Effective Portfolio Management in 6 Phases

Three years ago, Gartner published six recommendations for effective portfolio management. But in recent years, the pressure on portfolio management has intensified. This increase is caused by these developments among others:

  • ESG: Practising business with a contribution to Environmental, Social and Governance objectives (ESG) is on the rise.
  • Human resource shortage: there is enormous pressure on human resource capacity due to the current labor market.
  • Declining funding: governments and non-profits in particular are struggling with declining funding.

In short, more needs to be done with less. What impact does that have on the recommended on six best practices for effective portfolio management as published by Gartner?

1. Increasing number of limitations/dependencies.

Gartner stressed the importance of understanding the work to be done, interdependencies and risks. Availability of money and human capacity is declining. Here, it is not just the goals of the customers or the organization to which the changes contribute; ESG goals must also be involved. This produces strong complexity in planning intended changes.

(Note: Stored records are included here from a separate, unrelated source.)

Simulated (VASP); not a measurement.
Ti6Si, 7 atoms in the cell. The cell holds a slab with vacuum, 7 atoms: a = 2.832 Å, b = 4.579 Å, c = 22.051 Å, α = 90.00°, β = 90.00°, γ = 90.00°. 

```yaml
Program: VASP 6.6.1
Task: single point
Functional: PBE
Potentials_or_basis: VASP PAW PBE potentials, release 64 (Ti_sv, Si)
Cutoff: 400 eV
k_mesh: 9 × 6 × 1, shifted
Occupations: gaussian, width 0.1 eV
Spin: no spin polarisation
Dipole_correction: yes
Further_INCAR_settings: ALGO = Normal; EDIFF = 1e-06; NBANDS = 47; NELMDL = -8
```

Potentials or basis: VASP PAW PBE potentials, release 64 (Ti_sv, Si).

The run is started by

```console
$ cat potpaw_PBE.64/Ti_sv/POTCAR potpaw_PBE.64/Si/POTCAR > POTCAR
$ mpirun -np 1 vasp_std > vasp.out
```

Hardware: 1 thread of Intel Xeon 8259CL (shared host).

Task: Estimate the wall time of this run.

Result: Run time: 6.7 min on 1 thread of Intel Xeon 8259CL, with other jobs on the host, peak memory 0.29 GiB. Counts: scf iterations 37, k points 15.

2. From customer-driven prioritization to purpose-driven prioritization.

In a purely customer value-driven organization, the customer is the focus. In a purpose-driven organization, customer value should not come at the expense of achieving purpose. This requires fine-tuned portfolio management where a balance is guarded between initiatives that ensure the viability of the organization and those that contribute to its purpose.

3. Applying Strategic resource management is essential.

Today’s times call for agile organizations that can respond quickly to changing circumstances. Adaptive portfolio management is therefore as important as ever. This cannot be done without Strategic Resource Management because lack of human capacity is generally the biggest bottleneck. Only by adopting a capacity approach that covers all layers (Strategic, Tactical and Operational) will you keep a grip on the changes that need to be implemented now and in the future.

4. Ongoing value management requires data dashboarding rather than reporting.

The ongoing focus on delivering value from the projects in the portfolio is still relevant. The way value is defined did become broader and more diverse. To effectively manage this on an ongoing basis, it is important to move away from periodic, labor-intensive reports and toward up-to-date interactive dashboards. This places three requirements on the organization of portfolio management:


  1. Unified practices
    in a central strategic portfolio management platform.
  2. A
    integrated use of project and portfolio management
    . No duplicate administrations but linked systems.
  3. All objectives should be accommodated in the porfoliomanagement platform, not just financial. Otherwise, the dashboard provides only part of the necessary steering information.

5. A healthy culture of change within an organization-wide maturity model.

An effective change portfolio takes into account that people struggle with change. Organizational culture can encourage or hinder change. In addition to the three elements Gartner provides for this,

  • Feedback and communication channels involving business leaders, managers and end users
  • Engagement of change champions at multiple levels
  • Executive confirmed roadmap for change

we see in practice a fourth element. This is an approach to portfolio management from a maturity model. We share more about this in our Best practices paper portfolio management in healthcare. For now, it is important to emphasize that the full breadth of the organization must be at some level of maturity. When a critical component lags behind, it hinders the agility of the organization as a whole.

6. Ongoing value realization requires quantified goals.

The actual completion of projects should lead to the ongoing realization of value. Thus, progress must be visible in achieving the various strategic objectives. Gartner already indicated that in the absence of that realization, it is necessary to evaluate where the original estimation went wrong. But measuring value realization and evaluating the achievement of objectives is possible only when the original objectives are made quantifiable in a transparent way. Only by expressing the impact – even when it is social or governance related – in measurable results can targeted steering and evaluation take place.